An economy’s new growth pattern following a shock is the result of interactions among firms and industries that reflect coping with or adapting to the new economic environment; this is known as an emergent property. Inter-industry job flows have widely been used as one indicator for measuring interactions among industries. For approximating local-level job-flows, a ‘stepping down’ method from national to local-levels is used in cases where inter-industry job-flow data are available only at the national-level. However, agents in different industries are likely to respond in different ways to shocks. In other words, different local industries likely adapt their interactions in unique ways, and will not simply follow the national-level average inter-industry job-flow patterns.
In this paper, we develop and apply distinct county-level inter-industry job transitions measures. An economic shock causes workers to be redistributed across industries as they expand or contract. The net difference or change in the distribution of employment across industries over time captures the inter-industry job-flows in the period, where employment in each industry is a component of a j-dimensional vector (j is the number of industries). Recognizing this, we apply a simple vector operation, cosine similarity, to estimate the difference between two vectors in any given county over time. This allows us to identify how much inter-industry labor reallocation or reorganization occurred in each county, or to what extent the local economy was reorganized.

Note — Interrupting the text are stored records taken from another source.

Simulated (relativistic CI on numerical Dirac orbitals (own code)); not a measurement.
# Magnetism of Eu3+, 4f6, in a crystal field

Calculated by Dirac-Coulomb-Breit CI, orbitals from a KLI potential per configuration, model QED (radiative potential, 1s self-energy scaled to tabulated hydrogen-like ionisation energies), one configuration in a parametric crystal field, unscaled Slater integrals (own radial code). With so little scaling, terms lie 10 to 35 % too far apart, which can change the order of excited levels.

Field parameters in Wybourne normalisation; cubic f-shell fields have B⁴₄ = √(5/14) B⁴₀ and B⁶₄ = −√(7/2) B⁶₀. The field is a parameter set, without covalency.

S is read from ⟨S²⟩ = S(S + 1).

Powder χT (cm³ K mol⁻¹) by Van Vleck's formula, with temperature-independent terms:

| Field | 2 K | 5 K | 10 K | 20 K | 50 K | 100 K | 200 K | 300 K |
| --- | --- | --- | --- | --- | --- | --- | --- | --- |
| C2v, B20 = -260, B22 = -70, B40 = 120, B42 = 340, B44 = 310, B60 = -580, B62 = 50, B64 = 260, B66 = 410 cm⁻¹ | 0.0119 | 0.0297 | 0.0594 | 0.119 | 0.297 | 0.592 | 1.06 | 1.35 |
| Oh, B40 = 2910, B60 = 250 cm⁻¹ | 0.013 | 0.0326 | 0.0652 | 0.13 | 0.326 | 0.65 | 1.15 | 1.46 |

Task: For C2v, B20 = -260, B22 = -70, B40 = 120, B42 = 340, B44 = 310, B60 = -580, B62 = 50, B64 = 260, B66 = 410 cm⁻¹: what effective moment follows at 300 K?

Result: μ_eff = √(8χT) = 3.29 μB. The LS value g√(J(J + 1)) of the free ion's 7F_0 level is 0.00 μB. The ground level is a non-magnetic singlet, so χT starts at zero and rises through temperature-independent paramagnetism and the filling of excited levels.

In what follows we first describe the county-level employment data used and our method for calculating reorganization in local economies. Then we develop a simple econometric growth model to examine the effect of reorganization on each county’s employment growth rate before and after the recession. Our measure is statistically significant in a regression analysis with changes in pre- and post-recession growth rates as the dependent variable. Our results contribute to understanding the effects of changing industry structure and labor market flexibility on economic growth.